Set against a comparative period that did not include the group’s Oryx Gaming entity, revenue for the year soared from €767,000 to €26.59m, gross profit came in at €12m and EBITDA finished up the period at €1.2m. 

On a pro forma basis, if Oryx was owned by Bragg for the entirety of 2018, revenue growth of 41 per cent year-on-year would have been felt by the company. Net loss dropped to €11.9m (2018: €13.8m).

“2019 was Bragg’s first full year of operations, and we’ve taken significant strides to establish ourselves as one of the fastest growing B2B providers in the gaming space,” explained Dominic Mansour, CEO of Bragg. “We experienced record revenue growth throughout 2019 and reached positive EBITDA in the fourth quarter.”

“The strong growth can be attributed to four key factors. The seamlessness of our integration process allowing us to swiftly and nimbly grow our operator base; the unique and local content, advanced, market leading features and player engagement tools through the Oryx Hub aggregator platform; the number of notable new client wins establishing us as a key partner in the space; and the growth of regulated revenues combined to put us in a market-leading position.”

Lauding a series of global developments concerning Oryx Gaming, continued geographic expansion and diversification is praised as reducing a previous dependence on the company’s top five clients.

Providing an update on its future forecasts, Bragg anticipates revenue to be in the range of €35m to €38m, an increase of up to 43 per cent. 

EBITDA of €5.5m would represent a larger increase due to continuing improvements in cost efficiency as the company continues to scale. The company’s revenue and EBITDA are currently ahead of its forecast with current trading over the last 30 days being double the same period last year.

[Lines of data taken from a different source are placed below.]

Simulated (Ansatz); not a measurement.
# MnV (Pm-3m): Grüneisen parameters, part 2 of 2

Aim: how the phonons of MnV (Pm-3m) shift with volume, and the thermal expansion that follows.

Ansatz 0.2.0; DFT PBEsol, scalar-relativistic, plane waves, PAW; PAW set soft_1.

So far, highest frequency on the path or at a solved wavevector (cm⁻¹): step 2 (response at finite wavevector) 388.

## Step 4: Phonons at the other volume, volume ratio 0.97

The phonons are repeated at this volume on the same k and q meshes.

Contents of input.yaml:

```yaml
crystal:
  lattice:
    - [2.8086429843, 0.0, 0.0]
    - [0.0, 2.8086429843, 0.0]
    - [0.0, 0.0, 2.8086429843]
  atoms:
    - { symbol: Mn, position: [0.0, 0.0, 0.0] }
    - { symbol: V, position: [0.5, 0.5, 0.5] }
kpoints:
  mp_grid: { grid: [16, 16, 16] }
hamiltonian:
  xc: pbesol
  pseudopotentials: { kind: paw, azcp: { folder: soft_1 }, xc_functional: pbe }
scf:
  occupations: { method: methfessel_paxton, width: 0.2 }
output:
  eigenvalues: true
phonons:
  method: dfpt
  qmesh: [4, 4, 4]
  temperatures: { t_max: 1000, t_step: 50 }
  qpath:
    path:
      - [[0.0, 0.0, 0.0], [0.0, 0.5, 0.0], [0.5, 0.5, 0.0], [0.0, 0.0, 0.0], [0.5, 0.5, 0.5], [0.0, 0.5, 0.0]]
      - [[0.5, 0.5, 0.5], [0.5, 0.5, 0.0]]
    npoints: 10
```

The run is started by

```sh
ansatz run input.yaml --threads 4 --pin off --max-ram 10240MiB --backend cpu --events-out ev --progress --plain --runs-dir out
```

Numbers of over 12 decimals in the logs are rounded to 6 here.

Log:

The financial update comes after Bragg announced the completion of a strategic review of its online media division as well as entering an agreement regarding the sale of GiveMeSport.

Commencing a definitive share purchase agreement with SN&CK Media Limited, completion of the transaction is subject to the satisfaction of customary conditions of closing and is expected to be completed in early May, 2020.

Pursuant to the agreement, Bragg will receive a total consideration of up to £400,000 for the sale of its online media division. The price for the media division consists of an upfront cash payment of £50,000 upon completion, in addition to 10 per cent of the gross revenues from the media division for a period of 21 months following the completion. 

“We have recovered a major portion of our missed 2019 EBITDA target, which was negatively affected by revenue recognition, in the first quarter of 2020,” noted Mansour. “We will recover the remainder by 2020 year-end. With the completion of the GMS sale, we are now cash-flow positive and able to focus 100 per cent of our resources and energy on enhancing the Oryx platform and expanding our presence worldwide. 

“In 2020, our team is focused on leveraging existing relationships with complementary service providers, to offer enriched content and player account management system to operators and optimising the business to enter more regulated markets.”